Planning commission approves preliminary plat for new subdivision

    A City and Borough of Juneau plat map showing the area of the proposed development.

    Juneau, Alaska (KINY) - The CBJ Planning and Zoning Commission has approved the preliminary plat for Phase 1 of the Chilkat Vistas Subdivision off Glacier Highway near Twin Lakes.

    The planned subdivision would create 14 lots and one large tract for future development, for a total of 15 parcels. The development would be a 30.67-acre phased major subdivision.

    Phase 1 includes the extension of Hillcrest Avenue and the installation of public water and sewer. For Phase 1, the applicant proposes a mix of bungalow lots, panhandle lots, and standard D15 lots. Future phases may include a mix of single-family and multi-family development.

    The approval would allow the applicant, Michael Heumann, to submit for the final plat application. The approval is subject to a number of conditions.

    In 2018, Michael and William Heumann purchased the property with the intent to subdivide it and develop the parcel for single- and multi-family homes.

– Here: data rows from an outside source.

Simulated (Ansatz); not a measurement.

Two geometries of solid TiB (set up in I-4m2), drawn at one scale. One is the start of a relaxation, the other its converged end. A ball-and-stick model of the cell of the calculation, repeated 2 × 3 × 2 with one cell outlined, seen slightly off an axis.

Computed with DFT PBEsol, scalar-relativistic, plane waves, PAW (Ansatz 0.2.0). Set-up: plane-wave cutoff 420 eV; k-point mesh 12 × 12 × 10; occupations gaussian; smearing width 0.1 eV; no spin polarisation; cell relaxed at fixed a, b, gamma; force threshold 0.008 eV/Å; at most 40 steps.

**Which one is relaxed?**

    An initial plat was approved in February, but was appealed by nearby residents. According to Heumann, an agreement between parties from Mountainside Estates to allow the development to go forward is now in place.

    Prior to approval of the final plat, all required plat corrections issued to Heumann need to be completed.

    Heumann also needs certification from the CBJ Treasurer showing that all real property taxes and special assessments levied against the property for the year of recording have been paid. Heumann also needs to submit a complete set of construction plans for all required improvements to the Community Development Department for review by the director of Engineering and Public Works for compliance with city code.

    An engineer’s estimate for the installation of public utilities and improvements must be submitted to the Community Development Department and reviewed and approved by the department, CBJ Engineering and Public Works.

    The developer is required to utilize Best Management Practices to treat or reduce any harmful particulates that may arise from the development. Heumann is also directed to utilize Best Management Practices for storm water runoff to prevent sediment run-off from construction activities into neighboring water bodies.

    A final drainage plan to be approved by Engineering and Public Works prior to final plat approval must be signed and stamped by an Alaskan licensed engineer in accordance with city code.

    Heumann is also directed to pave, or bond for, the portion of the driveway in the right-of-way or the first 20 feet from the edge of the public roadway, whichever length is greater, for all panhandle lots created with the subdivision.

    Prior to construction plan approval, the Heumann is required to submit a lighting plan meeting applicable CBJ standards, and install a residential sprinkler system that meets Capital City Fire & Rescue requirements in each dwelling unit constructed through Phase 1 of the subdivision.

    Auke Bay improvements

    A state consistency review for improvements at the Auke Bay Ferry Terminal site were also approved by unanimous consent.

    According to the CBJ, the Alaska Marine Highway System is replacing underground fuel tanks with above-ground tanks at eight of their ferry terminal locations, including Juneau.

    The Auke Bay terminal’s single fuel-fired boiler is currently served by an underground tank with an existing “tiger loop,” which removes air from the fuel and allows the fuel tank to be installed lower than the boiler.

    There is a single supply line routed below grade in a common secondary containment pipe. When the existing fuel tank is removed, the supply line will be abandoned and the tiger loop will be reused. The new above-ground tank will have new above-ground supply pipe. The supply line will run from the new fuel tank along the building, and overhead across the sidewalk to an existing day tank that will remain in service.

    Above-ground tanks are preferred for storage of fuel, because they are less costly to install and easier to visually check for leaks. The new tank will include integral secondary containment, interstitial leak detection, whistling atmospheric vents, clock level gages, and supply and return dip tubes with foot valves.

    Also, the current septic system will be decommissioned and replaced with a 38-gallon-minimum, two-compartment clarifier prior to new effluent filter systems. Then, a new secondary treatment plant, capable of 1,000 gallons per day, will be installed.

    Effluent will be disposed of into a 900-square-foot soil absorption system.